First of all, debate is important in airing out the differences of opinion, and there is nothing wrong with that, as long as people RESPECT each other's right to their own opinion. The key word that should resonate throughout this discussion is RESPECT. Two words, or combination of, come to mind on the subject of the University of North Dakota's mascot issue, RESPECT and SELF-ESTEEM. The word RESPECT is something that the UND lost from the outset, when it chose to adopt the image of the first people of this hemisphere, as a mascot. The second word is SELF-ESTEEM, which was the indirect cause and effect that for years was silently endured by all the Native alumni who attended that institution of learning.

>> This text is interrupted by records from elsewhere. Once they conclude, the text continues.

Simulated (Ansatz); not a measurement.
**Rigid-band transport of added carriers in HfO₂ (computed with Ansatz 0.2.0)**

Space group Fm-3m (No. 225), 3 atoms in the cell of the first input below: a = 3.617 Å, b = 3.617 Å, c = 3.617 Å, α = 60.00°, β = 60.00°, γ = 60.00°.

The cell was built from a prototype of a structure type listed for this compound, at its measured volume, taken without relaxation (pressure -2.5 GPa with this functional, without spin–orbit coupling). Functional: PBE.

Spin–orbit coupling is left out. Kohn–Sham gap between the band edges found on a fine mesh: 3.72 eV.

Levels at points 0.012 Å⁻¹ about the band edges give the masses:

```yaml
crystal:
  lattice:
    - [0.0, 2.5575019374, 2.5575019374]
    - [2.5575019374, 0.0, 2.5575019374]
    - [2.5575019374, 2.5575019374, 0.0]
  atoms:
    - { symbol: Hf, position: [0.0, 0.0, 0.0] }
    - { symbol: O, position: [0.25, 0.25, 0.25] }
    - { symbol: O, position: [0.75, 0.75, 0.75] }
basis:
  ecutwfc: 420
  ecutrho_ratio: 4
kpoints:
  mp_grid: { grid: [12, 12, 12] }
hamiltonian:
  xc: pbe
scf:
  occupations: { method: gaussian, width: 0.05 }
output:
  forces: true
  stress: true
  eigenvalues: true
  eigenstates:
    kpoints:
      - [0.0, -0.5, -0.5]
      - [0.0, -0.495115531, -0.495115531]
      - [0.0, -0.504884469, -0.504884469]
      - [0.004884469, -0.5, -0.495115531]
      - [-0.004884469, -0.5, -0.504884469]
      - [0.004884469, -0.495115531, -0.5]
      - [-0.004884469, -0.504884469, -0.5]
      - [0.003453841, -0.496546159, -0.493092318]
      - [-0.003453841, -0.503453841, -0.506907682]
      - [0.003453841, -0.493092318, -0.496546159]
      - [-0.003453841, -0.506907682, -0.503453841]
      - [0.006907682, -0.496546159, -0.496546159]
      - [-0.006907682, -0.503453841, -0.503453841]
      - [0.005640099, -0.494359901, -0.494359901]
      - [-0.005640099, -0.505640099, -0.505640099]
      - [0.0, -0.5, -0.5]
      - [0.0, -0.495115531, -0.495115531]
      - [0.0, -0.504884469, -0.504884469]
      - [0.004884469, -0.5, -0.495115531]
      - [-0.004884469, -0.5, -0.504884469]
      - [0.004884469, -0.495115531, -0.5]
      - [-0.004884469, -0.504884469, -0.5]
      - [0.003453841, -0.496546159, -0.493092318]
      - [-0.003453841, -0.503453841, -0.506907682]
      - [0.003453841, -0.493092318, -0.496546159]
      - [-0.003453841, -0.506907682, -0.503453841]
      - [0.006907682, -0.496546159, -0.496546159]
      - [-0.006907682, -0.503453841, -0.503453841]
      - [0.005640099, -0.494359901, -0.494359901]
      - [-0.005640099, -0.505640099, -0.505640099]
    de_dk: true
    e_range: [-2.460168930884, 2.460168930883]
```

Having served for thirty-one years as a National Advocate (American Indians in Film & Television, AIIFT) for the American Indian Image and its use in different mediums, and having written countless articles on the subject, not to mention the time consuming speeches and seminars, let me give you some of the historical back story and uses in which our image has been utilized. The image of the American Indian has been manipulated for the purpose of "honoring", authenticity, advertisement, and indirect subliminal racist ideology, since time immemorial. Shame on those institutions who still demand for us to accept these images as a method of honoring us. My traditional mother used to say that in order to be shamed, you had to know what the word meant. Unfortunately, in some circles of our society today, the word shame has become a positive instead of a negative. That having been said, allow me to enlighten you with my educated opinion of how I have arrived at the history of this method of subliminal racism, as I refer to it.
Our images date back thousands of years to the early use of hieroglyphics, as a form of visual communication. The Wintercounts, utilized customarily and created by our ancestors to document our tribal histories, have always been self descriptive and could be understood by the images and stories they told. So figuratively speaking, our images have been around for a very long time. With the creation of the printing press, and the "dime novel" of the late nineteenth and twentieth century, our image began to take on a significantly different and maligned purpose. It could best be described as demeaning and degrading, and society accepted it and in most cases applauded it.
The "western" movie was subliminally used as a tool to make it a more visually palatable process, because, after all, the Natives were only "uncivilized savages", and besides, they — the Natives — were not complaining.
How does one explain this lack of concern coming from the Native population? The reason is that there was no established line of communication. But due to our silence, Hollywood felt entitled to do anything and everything with our image. Wrong. At the time, and even in some cases today, the Native people would not even indulge that attitude by protesting it. Natives' silence was the most honorable of gestures and protest. It was unfortunately misunderstood.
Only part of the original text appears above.